__ Summary and Contributions__: Post author response
---------------------------
It seems there is a difference of a opinion on this paper, and I still prefer to push for acceptance. On the question of whether they should compare to variational bounds, I feel this is slightly orthogonal to this problem and, whilst it’s not in the main paper, is discussed in Appendix 3. Variational bounds wouldn’t be straight up baselines for the method proposed here, instead you could use the variational bound pair ACE/VNMC in place of the non-variational bound pair PCE/NMC within the method of this paper. I’m not convinced that the method presented is limited to 1D designs, but rather to finite design spaces. I agree with R3 that the bounds should be introduced with citation, so it’s clear where they are coming from. I personally disagree with R4 about the level of technical novelty, and think it’s sufficient. I agree with other reviewers’ comments about readability and clarity, and think this is the biggest weakness.
--------------------------------------------------------------------------------------
Performing Bayesian optimal experimental design (BOED) with a MI objective is highly desirable, but computationally challenging. In a discrete design space setting, resources can be allocated between designs progressively to refine the most promising designs and this paper proposes a new cost-aware framework to do this resource allocation. Using existing upper and lower bounds on MI, the authors formulate regret bounds on the design choice. The authors then estimate the marginal utility (MU) of using additional resources on any particular design and use this to guide resource allocation. They compare this new method with 1) methods taking the upper or lower bounds as a proxy objective, 2) other resource allocation methods using ideas from MABs. In experiments, this is method is shown to perform about as well as taking the lower bound as a proxy (bed-lb) and better than other methods.
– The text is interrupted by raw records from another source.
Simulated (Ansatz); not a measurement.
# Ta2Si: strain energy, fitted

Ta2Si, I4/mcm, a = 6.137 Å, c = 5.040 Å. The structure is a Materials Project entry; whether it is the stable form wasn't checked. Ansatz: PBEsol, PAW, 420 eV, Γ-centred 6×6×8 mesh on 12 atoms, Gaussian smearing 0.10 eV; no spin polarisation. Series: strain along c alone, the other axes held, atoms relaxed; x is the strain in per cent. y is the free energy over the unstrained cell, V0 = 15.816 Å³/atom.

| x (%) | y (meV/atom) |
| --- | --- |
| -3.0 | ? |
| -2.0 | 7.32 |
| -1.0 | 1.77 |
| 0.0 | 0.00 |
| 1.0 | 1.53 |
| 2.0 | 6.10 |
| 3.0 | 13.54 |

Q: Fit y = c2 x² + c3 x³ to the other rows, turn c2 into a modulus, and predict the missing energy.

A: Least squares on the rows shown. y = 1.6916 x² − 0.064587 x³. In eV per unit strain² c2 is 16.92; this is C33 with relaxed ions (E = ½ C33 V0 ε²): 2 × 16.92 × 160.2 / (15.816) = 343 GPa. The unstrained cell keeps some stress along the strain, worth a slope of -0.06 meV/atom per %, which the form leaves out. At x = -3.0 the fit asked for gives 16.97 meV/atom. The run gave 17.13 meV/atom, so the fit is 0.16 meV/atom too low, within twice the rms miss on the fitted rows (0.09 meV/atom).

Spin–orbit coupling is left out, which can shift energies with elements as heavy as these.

__ Strengths__: - This paper tackles an important problem. When using BOED in a large but discrete design space, correctly allocating resources is very relevant particularly in a setting with “scarce” information (as in the example of this paper)
- By considering regret bounds, the authors provide a more well-founded criterion than picking a lower or upper bound as a proxy objective
- The authors show that these existing lower and upper bounds can be used to define a resource allocation method. Using two bounds, as opposed to the unbiased estimates expected in conventional MABs is a novelty that is well-suited to this problem
- This work suggests new directions for using upper and lower bounds in the resource allocation problem in BOED and beyond
- The level of experimentation is appropriate and indicates that the new method (MU) does as well as or better than the baselines. I believe the authors have done a good job of including reasonable baselines that allow us to fairly evaluate their proposed method.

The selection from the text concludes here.